First casualties

Narrow lead for Virbac Paprec 3 in the Transat Jacques Vabre

Thursday November 3rd 2011, Author: James Boyd, Location: none selected

With the first 24 hours of racing in the Transat Jacques Vabre dispatched, the rhythm and pace in each of the three classes is firmly established. The high speeds of the first night and early morning reduced slightly this afternoon with the abating breeze.

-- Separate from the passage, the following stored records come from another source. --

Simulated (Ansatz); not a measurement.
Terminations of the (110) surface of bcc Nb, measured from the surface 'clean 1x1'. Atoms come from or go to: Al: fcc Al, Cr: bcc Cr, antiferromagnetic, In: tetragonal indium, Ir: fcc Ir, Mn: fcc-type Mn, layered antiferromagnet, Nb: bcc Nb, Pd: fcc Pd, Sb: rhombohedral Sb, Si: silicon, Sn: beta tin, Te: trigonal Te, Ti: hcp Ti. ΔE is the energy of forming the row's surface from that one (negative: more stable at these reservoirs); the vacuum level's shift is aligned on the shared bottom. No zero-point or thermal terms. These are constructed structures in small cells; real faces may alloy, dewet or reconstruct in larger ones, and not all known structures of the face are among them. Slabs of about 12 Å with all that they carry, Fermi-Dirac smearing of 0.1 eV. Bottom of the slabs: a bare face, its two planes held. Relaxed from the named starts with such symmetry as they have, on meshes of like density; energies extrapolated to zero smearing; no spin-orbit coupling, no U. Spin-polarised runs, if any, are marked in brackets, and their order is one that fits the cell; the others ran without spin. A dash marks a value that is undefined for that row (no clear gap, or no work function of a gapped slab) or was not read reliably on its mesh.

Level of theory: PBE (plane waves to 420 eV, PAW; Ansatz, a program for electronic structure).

Pre-start hopes and expectations may be one thing, but after the first day the cream has inexorably risen in each class - the Multi 50, IMOCA 60 and Class 40. Virbac Paprec 3 heads a tightly packed group in the IMOCA 60s, comprising the four boats which have probably done the most ocean miles this year

Winner of this year’s Barcelona World Race, Jean-Pierre Dick, racing with 2011 Solitaire du Figaro winner Jérémie Beyou had a small lead aboard Virbac-Paprec 3 – just around a mile – over PRB with the leading duo drag racing within sight of each other between morning and the afternoon. Beyou reported: "It was a rough wet night, we set a staysail after the Cherbourg Peninsula. We have been alongside PRB since this morning and it is nice to have someone to pace yourself against. Early in the morning our courses crossed. It is tight though but we have been a little bit better. We managed to get some sleep but have not felt like eating but the sun is out now. I was at the helm until the peninsula and then the pilot took over. We are south of the depression so getting into more westerly winds and then the weather models show different things after that. We have to be careful and see what develops.”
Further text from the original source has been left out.